Radio is not appropriate for smaller local retailers in as dense a metro as NY is. They use local cable, various web options, etc. Even if you think of the Jersey only coverage, nobody is going to drive from the north end of the useful signal to the south end for a single shoe store or even a car or a sofa.
Agreed, but we are not taking about small local shops. There are plenty of large businesses in New Jersey that buy advertising and don't do a dimes worth of business in New York City or Philadelphia. Among them are banks, utilities, and some chain retailers. There are a number of large drive-in convenience store chains that have no place in urban areas, but a lot of outlets scattered throughout the suburban areas of NJ. They do advertise in local NJ radio markets where the can, but in areas where they can't reach the target audience efficiently with radio they channel their available dollars into local print and outdoor media instead. A NJ oriented station could pick up a lot of the ad dollars in those now inefficient geographical areas.

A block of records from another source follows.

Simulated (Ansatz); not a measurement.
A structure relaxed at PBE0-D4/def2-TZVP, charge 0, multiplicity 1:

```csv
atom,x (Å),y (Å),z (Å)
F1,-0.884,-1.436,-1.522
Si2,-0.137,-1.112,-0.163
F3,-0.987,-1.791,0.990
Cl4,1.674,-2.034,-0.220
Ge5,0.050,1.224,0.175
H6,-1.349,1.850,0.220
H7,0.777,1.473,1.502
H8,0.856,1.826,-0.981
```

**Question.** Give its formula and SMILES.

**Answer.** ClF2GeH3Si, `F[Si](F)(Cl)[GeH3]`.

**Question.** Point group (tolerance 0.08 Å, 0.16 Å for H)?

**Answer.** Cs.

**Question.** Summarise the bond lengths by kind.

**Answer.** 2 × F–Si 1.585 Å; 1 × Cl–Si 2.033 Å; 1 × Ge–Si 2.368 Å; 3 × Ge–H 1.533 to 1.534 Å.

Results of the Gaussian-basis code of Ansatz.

And then there are also NJ businesses that bite the bullet and pay to reach mostly listeners in NYC and Long Island who will never be their customers, but hope it is still worth paying NYC radio stations for the fraction of their audience in the advertisers business area, among them are the NJ car dealers who buy spots on NYC radio.
But advertisers big enough to buy across a state are agency accounts, and they buy individual markets. There is no advertiser demand for a Jersey station per se.... there is a demand for Philly market coverage, for NYC market coverage, and, to a much lesser extent for Trenton coverage, Atlantic City coverage and even, a little, for the embedded market coverage.
Radio is not bought by state or region, it is bought by market. There is no NE NJ market for ad buys. There is a New York MSA market.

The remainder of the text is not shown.